Mona Akbari with students doing yoga in a studio and an image of a chandelier and a wall hanging in The Light Show exhibition

Explore Your Inner Light with Yoga in The Light Show

This month’s Unplugged program features yoga in the galleries. (Bring a yoga mat or borrow one from the museum.) With The Light Show as inspiration, Denver yoga teacher Mona Akbari (who teaches at The River Yoga) will lead us through an all-levels experience of movement, physical postures, and breathing. Mona is no stranger to the art museum; she has led weekly yoga sessions for museum staff for the past year, and we couldn’t be more thrilled that she is sharing her practice with our visitors.

As we look ahead to Friday’s program, I asked Mona a few questions to learn more about who she is, how yoga came into her life, and her thoughts on bringing her practice to the museum.

Molly Medakovich: Tell us a little bit about yourself. Where are you from?
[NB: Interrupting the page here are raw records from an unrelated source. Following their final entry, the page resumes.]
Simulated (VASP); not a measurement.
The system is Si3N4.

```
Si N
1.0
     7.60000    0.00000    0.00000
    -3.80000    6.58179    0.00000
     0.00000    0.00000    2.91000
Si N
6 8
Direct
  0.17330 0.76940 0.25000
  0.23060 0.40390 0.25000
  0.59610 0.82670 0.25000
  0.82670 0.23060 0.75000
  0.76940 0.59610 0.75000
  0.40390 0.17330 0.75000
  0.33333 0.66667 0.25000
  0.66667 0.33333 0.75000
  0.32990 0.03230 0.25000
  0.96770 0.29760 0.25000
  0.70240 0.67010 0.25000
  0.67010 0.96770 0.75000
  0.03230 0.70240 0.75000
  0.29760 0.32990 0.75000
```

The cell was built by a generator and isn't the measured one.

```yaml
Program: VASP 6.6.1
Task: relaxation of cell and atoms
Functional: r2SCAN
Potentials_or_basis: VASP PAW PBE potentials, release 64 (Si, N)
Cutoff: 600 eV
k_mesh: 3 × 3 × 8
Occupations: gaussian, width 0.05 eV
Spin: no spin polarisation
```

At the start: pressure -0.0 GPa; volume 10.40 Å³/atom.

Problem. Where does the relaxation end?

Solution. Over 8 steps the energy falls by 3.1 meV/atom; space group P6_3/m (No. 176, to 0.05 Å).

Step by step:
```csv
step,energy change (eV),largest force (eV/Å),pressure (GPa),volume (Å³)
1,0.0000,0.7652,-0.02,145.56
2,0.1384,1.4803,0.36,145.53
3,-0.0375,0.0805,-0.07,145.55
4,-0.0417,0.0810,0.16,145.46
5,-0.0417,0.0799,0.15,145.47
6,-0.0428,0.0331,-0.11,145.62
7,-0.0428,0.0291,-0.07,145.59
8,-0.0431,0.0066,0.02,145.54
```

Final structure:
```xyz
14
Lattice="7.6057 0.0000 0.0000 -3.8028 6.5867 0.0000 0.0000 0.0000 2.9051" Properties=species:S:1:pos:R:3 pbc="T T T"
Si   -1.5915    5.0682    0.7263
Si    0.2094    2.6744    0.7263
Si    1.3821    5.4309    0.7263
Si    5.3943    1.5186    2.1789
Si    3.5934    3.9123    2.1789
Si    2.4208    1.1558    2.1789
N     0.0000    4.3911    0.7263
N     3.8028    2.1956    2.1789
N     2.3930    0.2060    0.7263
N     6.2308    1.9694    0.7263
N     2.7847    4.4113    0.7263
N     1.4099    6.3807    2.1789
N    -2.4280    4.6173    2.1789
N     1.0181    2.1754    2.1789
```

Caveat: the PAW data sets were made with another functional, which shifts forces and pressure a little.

Mona Akbari: In 1977, I was born in northern Iran. I was raised during the most tremulous time in the recent history of Iran. Shortly after my birth, the country went through a regime change, and to make things worse Iran entered an eight-year-long war with Iraq. My childhood—while it has the universal characteristics of childhood everywhere such as play, inquisitiveness, and exploration—took place under a shadow of fear, death, and destruction, and with very minimal family resources.

MM: How long have you been in Denver, and how did you make your way here?

MA: This is a very complex and extended question. I will make it very short and condensed for the sake of time, space, and patience.

After escaping from Iran at the age of 14 and fleeing to Pakistan where I spent a year awaiting U.S. refugee status, I arrived in Boulder in 1993. My family belonged to the Baha’I Faith, a religious minority, which gave rise to enormous challenges and a chain of unfortunate events in my early life. This began when I lost my father when I was three years old. Because of the extreme Islamic views of the newly established government, members of Baha’i Faith were being openly persecuted. My father was arrested and martyred for his beliefs in 1979. After that, our house, business, and lands were confiscated. Almost overnight I became both homeless and fatherless in a land where men hold all the power. Rejected by most family members due to fear of the wrath of the government, we were left in a new city on our own. Through some sort of divine magic, my mom raised five children and provided for us even without resources or an education.

The traditional artist might use a pen or brush to create art, while we yogis and yoginis use our breath, mind, and body to create art.

– Mona Akbari

MM: While visitors may be meeting you for the first time at Unplugged, you are a familiar face to museum staff. Tell us a little bit about how you’ve been sharing your yoga practice with us, behind the scenes, and what that’s been like.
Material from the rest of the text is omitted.